Mirror mirror on the lake

A UNESCO World Heritage Site, the Plitvice lakes in Croatia are a spectacle to behold, as 16 strong waterfalls cascade into each other to form a phenomenon recreated in only a few other sites on this earth. Melissa Moubarak heads over in early spring to catch the bloom and avoid the crowds.


The first thing you notice at Plitvice Lakes is the sound. In the vast silence, the sound of water is pervasive, amplified. Drip, drop, the droplets go, onto a wooden boardwalk; setting the beat, short and sharp. Gurgle, gurgle, the rivulets echo a child’s lilting laughter. Gush, rush the streams flow, calming yet assertive, like a safe, paternal voice. Green the rocks have become. Cloaked in moss by the water current which cuts a snaking path in the mountain. The sound of thunder approaches, deafening, riveting. It fills the air until you cannot hear yourself think. This is the Veliki Slap, or Large Waterfall. At a height of 78m, it is the highest in the reserve and sets the tone for the cascades below it.
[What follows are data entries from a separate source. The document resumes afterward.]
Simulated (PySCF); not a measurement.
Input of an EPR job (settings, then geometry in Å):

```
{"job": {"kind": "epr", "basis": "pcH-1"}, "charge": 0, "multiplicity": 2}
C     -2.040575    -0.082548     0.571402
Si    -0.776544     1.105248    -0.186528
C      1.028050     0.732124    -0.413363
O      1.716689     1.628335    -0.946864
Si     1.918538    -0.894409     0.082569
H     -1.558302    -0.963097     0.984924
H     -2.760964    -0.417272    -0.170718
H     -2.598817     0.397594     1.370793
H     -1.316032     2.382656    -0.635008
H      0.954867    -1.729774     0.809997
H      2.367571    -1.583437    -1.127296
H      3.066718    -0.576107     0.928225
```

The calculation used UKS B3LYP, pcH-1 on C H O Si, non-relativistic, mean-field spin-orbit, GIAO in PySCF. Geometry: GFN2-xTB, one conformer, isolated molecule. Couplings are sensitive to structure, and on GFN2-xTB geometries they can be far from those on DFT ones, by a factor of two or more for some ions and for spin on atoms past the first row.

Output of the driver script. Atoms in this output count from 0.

Water cannot remain inert; it is a life force to be reckoned with. And the force is strong with this one. In constant motion, it runs from one lake to the next in torrents of multi-layered waterfalls. Splashing everything in its path, it supports an ecosystem of lush forest sprawling across 300sqkm. The waterfalls are a sight to behold, all 16 of them. They shine under the sun in a spectrum of colors. Depending on the organisms that live in each lake, some reflect a deep azure, dark and rich. Others look ethereal in light cerulean. Pale pools of turquoise bring to mind pastel scenes of Monet paintings, crosshatched by leaves and twigs. What makes this scene so rare and unique is the natural formation of limestone dams, which are responsible for creating the subsequent plateaus where water collects at different heights. From a geological point of view, this is like hitting the jackpot.


Discovering Plitvice is also a hiker’s paradise. The terrain offers much variety, from climbs, to easy walks, to adventurous cliffhangers. While waterfalls are the main attraction, other spectacles also top the bill, including the verdant forests, and a rich wildlife starring deer, wolves, wildcats, lynx, boars, and even bears. I didn’t venture upon any during my trek, but was serenaded throughout by throngs of colorful birds, part of Plitvice’s 160 species.


The reserve can be hiked in about 5 hours, so a day pass tends to be enough for most visitors. Silent electric boats shorten your trip to about 3 hours by transporting you through the lakes. We glide on Gavan Lake from one waterfront to another small island. Legend has it; a man named Gavan hid his treasure in this lake. Tough chance finding it though, swimming is strictly prohibited in any of the lakes. So instead, we enjoyed what other treasures the water offered up to us, trout, chubs, minnows, and crayfish swam underneath. When we were not looking down, we were staring upwards at the mountains of forests framing the lake. Beech, fir and spruce trees spear the skies standing tall as they had for hundreds of years. Close knit in a defense line, they tinge the air with that distinctive wooden sap smell that we try – and fail – to recreate in little car fresheners.


After a day of hiking, we take a small electric train back to the main entrance of the reserve. A hearty lunch is necessary. Three hotels at the entrance serve up local and international dishes to reward ravenous, intrepid explorers. For those looking for a more intimate experience, private rooms, or sobe offer a bed and breakfast atmosphere and are scattered in the countryside around the Plitvice Lakes. Radstoke village, about 20km away, is famed for its grilled fish – trout, in fact. After lunch, our taxi takes the two-hour trip back to Zagreb across the highway flanked by forests in full bloom. The sound of water, still ringing in our ears.


Emirates Airlines flies to Zagreb via Munich starting AED 3,000.
Buses operate frequently from Zagreb to Plitvice, trip duration is of almost 2 hours.
Please be a responsible traveller. Follow instructions on signs at the reserve, do not litter, destroy the environment or harm the wildlife.